Day 13: June 20, Inverkeithing to Pencaitland, 33.8 miles
Peter, Gemma and we had perfected a multi-media-navigational system of finding our way, strung along by road signs, technology, and head-butting, but it was time to say goodbye. Peter and Gemma are headed to the north-west coast, and after a hearty goodbye we met Ian’s cousin Paul in downtown Edinburgh.
Peter and Gemma have shown us the joy of using every moment of daylight to squeeze in all the miles and sights a day can bring. Thanks, lovies!

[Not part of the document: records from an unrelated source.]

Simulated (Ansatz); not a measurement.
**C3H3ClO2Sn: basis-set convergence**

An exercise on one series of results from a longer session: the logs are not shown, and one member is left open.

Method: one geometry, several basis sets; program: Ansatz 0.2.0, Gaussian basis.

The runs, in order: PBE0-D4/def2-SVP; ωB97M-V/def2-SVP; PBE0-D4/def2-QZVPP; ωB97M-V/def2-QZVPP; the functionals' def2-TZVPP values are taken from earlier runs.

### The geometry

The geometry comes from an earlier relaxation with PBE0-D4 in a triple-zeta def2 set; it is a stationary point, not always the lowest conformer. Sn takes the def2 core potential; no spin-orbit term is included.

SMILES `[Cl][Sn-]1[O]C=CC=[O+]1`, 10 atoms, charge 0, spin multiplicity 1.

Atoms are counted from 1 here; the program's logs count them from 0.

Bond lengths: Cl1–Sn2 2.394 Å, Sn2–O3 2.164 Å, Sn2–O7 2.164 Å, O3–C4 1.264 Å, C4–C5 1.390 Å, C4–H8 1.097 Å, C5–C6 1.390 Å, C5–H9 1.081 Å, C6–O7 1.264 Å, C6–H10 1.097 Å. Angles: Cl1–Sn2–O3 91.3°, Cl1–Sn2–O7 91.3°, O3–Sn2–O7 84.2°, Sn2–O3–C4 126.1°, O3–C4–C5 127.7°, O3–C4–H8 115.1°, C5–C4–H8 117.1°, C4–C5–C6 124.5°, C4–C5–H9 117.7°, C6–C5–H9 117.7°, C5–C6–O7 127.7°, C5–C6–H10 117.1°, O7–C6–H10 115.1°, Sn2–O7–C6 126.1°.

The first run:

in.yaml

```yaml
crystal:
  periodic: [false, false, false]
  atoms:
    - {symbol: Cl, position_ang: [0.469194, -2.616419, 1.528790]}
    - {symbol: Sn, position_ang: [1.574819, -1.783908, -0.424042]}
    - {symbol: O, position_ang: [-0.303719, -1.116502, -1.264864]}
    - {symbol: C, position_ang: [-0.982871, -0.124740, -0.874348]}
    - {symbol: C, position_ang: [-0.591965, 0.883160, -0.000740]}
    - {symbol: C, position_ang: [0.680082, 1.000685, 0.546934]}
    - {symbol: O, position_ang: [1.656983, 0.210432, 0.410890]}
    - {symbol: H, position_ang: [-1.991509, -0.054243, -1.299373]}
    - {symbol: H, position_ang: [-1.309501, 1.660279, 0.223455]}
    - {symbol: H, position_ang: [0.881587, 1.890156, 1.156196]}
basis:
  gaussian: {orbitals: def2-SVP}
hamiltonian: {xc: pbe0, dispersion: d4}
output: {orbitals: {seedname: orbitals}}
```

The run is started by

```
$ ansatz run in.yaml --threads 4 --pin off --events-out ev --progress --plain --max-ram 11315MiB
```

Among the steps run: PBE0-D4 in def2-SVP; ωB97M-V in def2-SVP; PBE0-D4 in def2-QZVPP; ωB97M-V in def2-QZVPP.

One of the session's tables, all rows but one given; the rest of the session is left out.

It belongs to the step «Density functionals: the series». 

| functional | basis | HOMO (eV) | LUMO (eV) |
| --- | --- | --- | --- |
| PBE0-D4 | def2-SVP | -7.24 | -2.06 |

Without a map (freaking Route 1 maps still evading us), we leaned on Paul as a guide. Luckily, we had found ourselves an expert. Paul took us on a tour of the city over its many volcanic hills and by gorgeous monuments and architecture. Heading east toward his family seat we did our best to keep up, and Paul dragged us over hill and dale to our weekend home.
Day 14: June 21, Pencaitland, 0 miles
It has been a lovely day off with Ian’s family. Paul and Ann have a gregarious set of twins and an affable teen son, with whom we spent the day touring Edinburgh, eating sweets downtown, and walking over dunes and through tidal pools. It was a day of rest physically but also mentally. We had no directions to decipher, and happily followed along as Paul taught us local history and shared family stories.
Between delicious home-cooked feasts and much needed baths, we poured over maps and plotted our route with Paul’s WiFi and guidance. We’ve shed two pounds of paper containing Google Map directions in this way.
As we keep traveling, we hope to be so lucky as to keep finding people like Paul, who will share local know-how and direct us to maps and websites to find the next days route. We have planned our way already, but it is with the help of others and just a little bit of Google that this trip is realizing itself.